Birmingham-area church suffers tornado damagecomment (0)

April 13, 2000


 

Twelve-year-old Corey Collier will never forget the day he got braces on his teeth. Just a few minutes after he left the orthodontist’s office with his new shiny smile, he and his mother, Teresa, found themselves within a few feet of an F1 tornado.

Traveling west on Shades Crest Road in Vestavia Hills, the Colliers were trapped by the April 3 storm that damaged Vestavia Hills Baptist Church, uprooted trees along its path from Highway 31 to U.S. 280 and battered the Shades Mountain Water Filter plant.

“I was driving straight into it,” said Mrs. Collier, who pulled into the parking lot of Vestavia Hills Baptist to seek shelter. “We jumped out of the car and ran to a door, but it was locked.”

There was no where to go, she noted. The pastor emeritus of Vestavia Hills Baptist, Otis Brooks, sat in his car in the parking lot waiting out the storm. “And we were hanging on to the door.” Mrs. Collier said.

“I just kept thinking we would be sucked up in the cloud,” she said. “I could see the circular motion and everything going around, but it was blowing away from us.”

The Colliers and Brooks escaped the storm with no harm, as did the nearly 100 people inside the church.

While the back windows of Mrs. Colliers’ and Brooks’ cars were blown out, it was the damage to the church that was frightening.

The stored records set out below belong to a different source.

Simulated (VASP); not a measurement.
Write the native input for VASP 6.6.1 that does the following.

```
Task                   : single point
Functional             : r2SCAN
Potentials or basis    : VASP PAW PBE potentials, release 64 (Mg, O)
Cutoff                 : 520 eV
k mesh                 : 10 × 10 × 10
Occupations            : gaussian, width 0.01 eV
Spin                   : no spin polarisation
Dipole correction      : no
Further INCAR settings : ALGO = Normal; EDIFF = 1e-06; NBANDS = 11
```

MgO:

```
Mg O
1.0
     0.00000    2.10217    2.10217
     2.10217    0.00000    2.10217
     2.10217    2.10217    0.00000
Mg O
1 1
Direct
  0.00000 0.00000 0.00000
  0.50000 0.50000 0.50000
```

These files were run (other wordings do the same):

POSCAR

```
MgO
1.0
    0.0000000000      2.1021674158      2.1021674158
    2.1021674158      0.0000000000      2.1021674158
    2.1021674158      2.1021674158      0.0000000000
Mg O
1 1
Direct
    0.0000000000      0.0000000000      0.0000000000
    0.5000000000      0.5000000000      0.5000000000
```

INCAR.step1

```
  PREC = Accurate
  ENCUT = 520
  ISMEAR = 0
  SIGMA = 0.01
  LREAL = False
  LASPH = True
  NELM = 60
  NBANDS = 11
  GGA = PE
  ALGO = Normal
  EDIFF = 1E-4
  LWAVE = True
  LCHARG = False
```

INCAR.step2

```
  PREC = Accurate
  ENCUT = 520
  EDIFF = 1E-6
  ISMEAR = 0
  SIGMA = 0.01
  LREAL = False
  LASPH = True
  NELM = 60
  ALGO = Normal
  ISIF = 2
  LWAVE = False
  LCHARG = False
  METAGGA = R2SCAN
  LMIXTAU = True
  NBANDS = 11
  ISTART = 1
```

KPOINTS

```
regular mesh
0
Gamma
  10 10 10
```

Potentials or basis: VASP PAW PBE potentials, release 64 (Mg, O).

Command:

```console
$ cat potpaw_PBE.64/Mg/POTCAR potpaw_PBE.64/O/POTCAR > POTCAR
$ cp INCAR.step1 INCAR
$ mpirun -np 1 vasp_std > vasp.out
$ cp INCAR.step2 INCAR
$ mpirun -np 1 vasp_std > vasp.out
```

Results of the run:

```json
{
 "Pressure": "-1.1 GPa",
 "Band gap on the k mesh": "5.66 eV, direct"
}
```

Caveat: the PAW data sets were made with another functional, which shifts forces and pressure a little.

“We saw the roof come off the church,” Mrs. Collier said.

A partial section of the roof was blown off over the front of the sanctuary and with that destruction came severe water damage to the choir loft.

“The pulpit area is a total disaster, but the piano was saved because of someone’s quick thing to cover it,” said Pastor Gary Furr. “And we think the pipe organ can be repaired.”

Three offices were also destroyed and several areas within the church suffered minor water damage. Carpet throughout the three offices was saturated with water, and ceiling tiles hung in shambles or lay dissolving on the floor.

The pastor’s office suffered only minor water damage because it is located under a different roofing structure. The computer system also escaped harm.

“The biggest damage came to the property,” Furr noted.

Trees along the church property were uprooted, splintered and scattered leaving an obvious path of the tornado.

Still, “we are thankful that no one was hurt,” Furr said.

Vestavia Hills Baptist operates a day care that had 73 children and about 27 day care personnel on campus the day of the storm. Jim Walls, minister of youth and college, was the only church staff member present, but he put the church’s emergency plan into action, Furr said. Everyone was taken to a basement hallway to ride out the storm.

While the tornado ended up tiptoeing over the top of the church, its path downed trees, and debris prevented vehicles from getting in or out of the church. The children had to be walked out to the highway for parents to pick them up.

The day care center closed the rest of the week but reopened April 10. Church services were relocated to Samford University’s Reid Chapel and will remain there until Easter. The Wednesday night service April 5 was also at Reid Chapel.

Wednesday night services were expected to be back at the church April 12. Sunday School classes are expected to resume at the church April 16. Shuttle buses will then take church members and guests to Reid Chapel for the worship service.

Furr said the worship services will be held in the fellowship hall beginning April 30. The administrative offices have been relocated at Vestavia Center on Columbiana Road in Vestavia Hills. They are not expected to be back in the sanctuary or the offices for several months, he noted.

“We were already in a building program,” said Furr, noting the contractor and architect were at the scene almost immediately. “They had a temporary roof on the church before Friday,” Furr said.

“We eventually planned to renovate, but the weather has moved that up,” he said. “The priorities have now been set.”

Evaluating Damage

The sanctuary expansion will be internal, but there is a possibility of some structure damage that will have the be repaired, he noted. “We are sill evaluating.”

Furr said church members, while shocked and saddened at first, have pulled together and have depicted determination and energy in the cleanup.

More than a quarter of a million dollars has also been given since the tornado hit,” Furr said, noting this is over and beyond what was already pledged to the building fund.

“This is a great challenge to our people,” he said. “It is a time when our faith can grow.”

Volunteers from other areas have also helped clear trees and cleaned up the damaged areas of the church, Furr said.

The Bessemer Association disaster relief team was one group that responded and will continue until cleanup is complete.

“Our specialty is cleanup and recovery chainsaw work and cleaning up debris, “ said team leader Billy Hobson, pastor of First Baptist church, Sylvan Springs, describing the damage as “pretty severe.”

The April 3 F1 tornado ransacked areas of Vestavia Hills and Mountain Brook at speeds faster than 72 mph. Another F1 tornado devastated parts of Forestdale April 2, while a F2 tornado hit a cluster of mobile homes near Piedmont that same day killing one person. No other Baptist churches were reported damaged.

First Baptist Church, Pelham, served as a Red Cross shelter during the initial cleanup time. The Red Cross brought in cots, food and other disaster-related supplies.